Did you always want to get into the tech industry? How did it all come about?

Tech, not always. I always wanted to be in recruitment. In Canada and North America in general, it's a really popular career to be in. The tech industry element happened over time.  This first started when I worked at Tesla, even though it’s a car company, there is a lot of tech involved, and that's where my excitement for tech started. I then moved to which, again, is a travel company on the surface, but there's also a big tech element. The tech world moves so fast so the rest of the industries just seem so boring now in comparison - a lot slower and less agile. There's so much innovation happening in tech; it really drew me in. Miro is probably my most tech-heavy role and there's been a lot to learn but I couldn't imagine not being in this industry now.

What has been the driving force to get you where you are today?

Honestly, having fun! I'm not really a person that thinks “in 7 years, I have to do X,Y,Z”. I would like to grow and be more senior but I have pursued companies, opportunities, and promotions that I believe I will truly be having fun in. I have actively declined promotions where perhaps the money is good but I have questioned whether I will be happy. When you’re doing something, and you love it, then the passion naturally elevates you and that is what really helps you grow. So based on that,  it's fun that drives me! 

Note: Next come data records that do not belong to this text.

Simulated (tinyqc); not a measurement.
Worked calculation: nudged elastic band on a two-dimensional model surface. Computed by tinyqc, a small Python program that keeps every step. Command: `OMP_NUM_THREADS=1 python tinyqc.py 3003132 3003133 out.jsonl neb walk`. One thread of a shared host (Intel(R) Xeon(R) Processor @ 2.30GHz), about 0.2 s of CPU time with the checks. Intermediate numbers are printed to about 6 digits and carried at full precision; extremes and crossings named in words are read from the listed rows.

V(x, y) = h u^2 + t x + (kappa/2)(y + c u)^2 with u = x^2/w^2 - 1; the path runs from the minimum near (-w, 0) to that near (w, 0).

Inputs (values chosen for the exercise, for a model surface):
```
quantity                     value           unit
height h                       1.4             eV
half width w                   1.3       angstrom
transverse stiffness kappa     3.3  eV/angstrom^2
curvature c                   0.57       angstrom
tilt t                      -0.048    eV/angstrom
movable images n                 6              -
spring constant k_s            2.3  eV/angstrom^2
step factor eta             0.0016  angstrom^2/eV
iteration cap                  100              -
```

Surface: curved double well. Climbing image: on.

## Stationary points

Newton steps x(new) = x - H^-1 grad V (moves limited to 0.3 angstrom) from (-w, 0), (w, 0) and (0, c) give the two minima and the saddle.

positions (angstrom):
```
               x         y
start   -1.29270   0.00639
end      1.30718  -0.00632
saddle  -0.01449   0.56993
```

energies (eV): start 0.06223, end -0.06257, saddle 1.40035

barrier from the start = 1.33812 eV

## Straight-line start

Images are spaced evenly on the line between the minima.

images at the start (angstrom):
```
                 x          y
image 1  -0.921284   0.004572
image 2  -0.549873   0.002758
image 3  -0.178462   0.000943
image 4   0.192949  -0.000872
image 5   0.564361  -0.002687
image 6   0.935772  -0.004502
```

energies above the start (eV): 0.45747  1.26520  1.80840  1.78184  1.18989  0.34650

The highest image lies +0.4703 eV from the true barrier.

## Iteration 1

Do you notice a lack of women in technology? If so, why do you think that’s the case?

Firstly, yes. You look at any stats and it will certainly tell you how male-dominated the industry is. The reasons for this? I actually don't know all the root causes, but I think it hasn't been well-positioned to women as a viable opportunity. I think it goes back to early educational days and the information that is funneled down. In university, men are often expected to go more into technical programs like Engineering, where they learn much more about the tech industry. Whereas women are more expected to go into Sociology, Psychology, etc. and get much less exposure to this industry. I think it’s a shame because I find this industry really exciting and I bet many more women would too if they were given the chance to find out more about it, and encouraged to explore it as a career option.

Have you experienced any biases in the tech industry? 

Definitely! I feel that, as a woman, I have to adjust my personality style to be taken more seriously in certain professional situations. I am naturally a very outgoing, bubbly person. I am a big personality in the office but I was noticing in the past that I wasn't being viewed as a senior member of the team because my communication style was seen as more “junior”. But was it more junior or was it just more feminine? I had to really consciously dial that back, especially with stakeholders that I knew would perceive it differently. Even today, I will adapt my communication style if I am in a room of just men - I make sure that I am not as bubbly to make sure I’m taken seriously. 

How can we encourage more women to enter the tech workforce?

I think in recruitment, we all try to steal from the same pool of women working in Tech which really doesn’t solve the problem. If a company is promoting a workforce of 50% women, it's likely all they've done is hire them from another company rather than working on long term solutions to increase the overall talent pool. 

It needs to start with education, and developing programmes specifically for young women in order to ignite the initial interest. We need to work towards young women considering a career in Tech right from the beginning and also focus on making the workplace appealing to them. 

For example, companies could go one step further and offer sponsorship programmes for young women to technical universities and programs and create a plan to hire them afterwards. That helps boost the overall talent pool - those women might never have gone otherwise and companies have the opportunity to really support them and change their lives. 

Not a lot of companies do this, however, because the benefits are very far away. They would prefer a quick solution, and quick wins, rather than waiting 10 years to see the benefits of these initiatives. 

Do you think company initiatives to encourage hiring women have worked? If not, why?

I think they’ve had varying success. Companies that are more successful in this do a couple things: firstly - they focus on going to the market and finding these candidates themselves. You’re not going to get a perfectly diverse pool of candidates just by waiting on inbound applications. Some even take this further and hold off interviewing anyone until they see a diverse candidate pool. This then forces the company to think differently and be proactive. Secondly - they also have a diverse pool of interviewers. You can't request to interview a candidate pool of 50% women if you're not showing this representation within. You have to walk the talk. Thirdly - opening up hiring parameters can also help. For example, removing the requirement of previous tech/SaaS experience would enable women from other industries a way into tech. You can help be a bridge for them going into this industry. 

Even small things help: when companies start openly talking about wanting more women representation and begin to set goals, there is accountability and you can start seeing impact.  

What advice would you give to a woman considering a career in the tech industry? What do you wish you had known?

Just do it!! It's so much fun - it's constantly changing and developing, and you can have such an impact. Just do it - work for it and have an incredible time!